Introduction to Hash Tables

Fred Agbo

2026-04-01

Announcements

  • Welcome back!
  • If you have not done so, please PM me your PS4 code file arrayqueue.py on Discord.
  • Short homework: PS5 is due today at 10 pm.
    • Submission is by uploading a PDF file on Canvas.
  • Today’s Class:
    • Introducing Hash Tables
    • Sam (TA) will co-teach this topic

Hash Tables: A Fast Data Structure

Why Hash Tables?

Speed Comparison:

Data Structure Search Time
Array O(N)
Binary Tree O(log N)
Hash Table O(1)

Hash tables provide constant-time insertion and searching!

Real-World Hash Table Applications

Common Use Cases

  • Dictionaries: English-language dictionary with 50,000 words
  • Compiler Symbol Tables: Storing variable and function names
  • Database Indexing: Bank account numbers, customer IDs
  • Caching: Web browsers, DNS lookups
  • Password Storage: Secure password verification

The Challenge: Storing a Dictionary

The Dictionary Problem

Challenge: Store 50,000 English words in memory with fast access.

  • Want each word in its own array cell
  • Need fast lookup: Word → Definition
  • Key question: How do we convert “ambiguous” to an array index?

Converting Words to Numbers

Simple Character Encoding

Create a custom code for lowercase letters:

Character Code Character Code
(space) 0 n 14
a 1 o 15
b 2
c 3 z 26

Total: 27 characters (26 letters + space)

Approach 1: Adding the Digits

Convert each letter to its code and sum them.

Example: “elf”

e = 5
l = 12
f = 6
---------
Sum = 23

Store “elf” at array index 23.

Adding Digits: The Problem

For 10-letter words: - Minimum: “a” → 0+0+0+0+0+0+0+0+0+1 = 1 - Maximum: “zzzzzzzzzz” → 26×10 = 260

Range: 1 to 260

Problem: Only 260 possible indices for 50,000 words! - Average: ~192 words per cell - Too many collisions!
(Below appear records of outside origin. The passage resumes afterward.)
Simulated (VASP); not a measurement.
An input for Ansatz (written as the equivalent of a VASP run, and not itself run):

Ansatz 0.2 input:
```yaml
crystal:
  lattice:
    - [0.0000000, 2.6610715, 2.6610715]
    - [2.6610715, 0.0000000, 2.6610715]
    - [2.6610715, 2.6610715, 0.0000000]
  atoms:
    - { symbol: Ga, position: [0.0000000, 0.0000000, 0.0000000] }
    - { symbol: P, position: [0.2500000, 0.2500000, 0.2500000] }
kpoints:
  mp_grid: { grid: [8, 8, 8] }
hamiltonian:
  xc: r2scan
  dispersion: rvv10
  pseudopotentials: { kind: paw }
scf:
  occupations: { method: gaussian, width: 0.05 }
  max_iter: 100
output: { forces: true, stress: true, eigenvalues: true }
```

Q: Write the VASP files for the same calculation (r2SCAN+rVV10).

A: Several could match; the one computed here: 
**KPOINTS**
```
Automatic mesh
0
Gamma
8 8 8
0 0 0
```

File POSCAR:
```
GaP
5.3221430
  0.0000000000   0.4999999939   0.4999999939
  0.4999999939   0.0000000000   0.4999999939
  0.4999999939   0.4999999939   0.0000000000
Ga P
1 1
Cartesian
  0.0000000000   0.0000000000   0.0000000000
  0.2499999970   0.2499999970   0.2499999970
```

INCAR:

Adding Digits: Collision Example

All these words hash to 23:

acne, ago, aim, baked, cable, elf, hack, ...
  • Any anagram has the same sum
  • Hundreds of words can map to the same index
  • Not discriminating enough!

Approach 2: Multiplying by Powers

Make each position contribute uniquely to the final number.

Like decimal numbers:

7,546 = 7×10³ + 5×10² + 4×10¹ + 6×10⁰

For words (base 27):

"elf" = e×27² + l×27¹ + f×27⁰
      = 5×729 + 12×27 + 6×1
      = 3,645 + 324 + 6
      = 3,975

Multiplying by Powers: Uniqueness

Guarantee: Every word gets a unique number!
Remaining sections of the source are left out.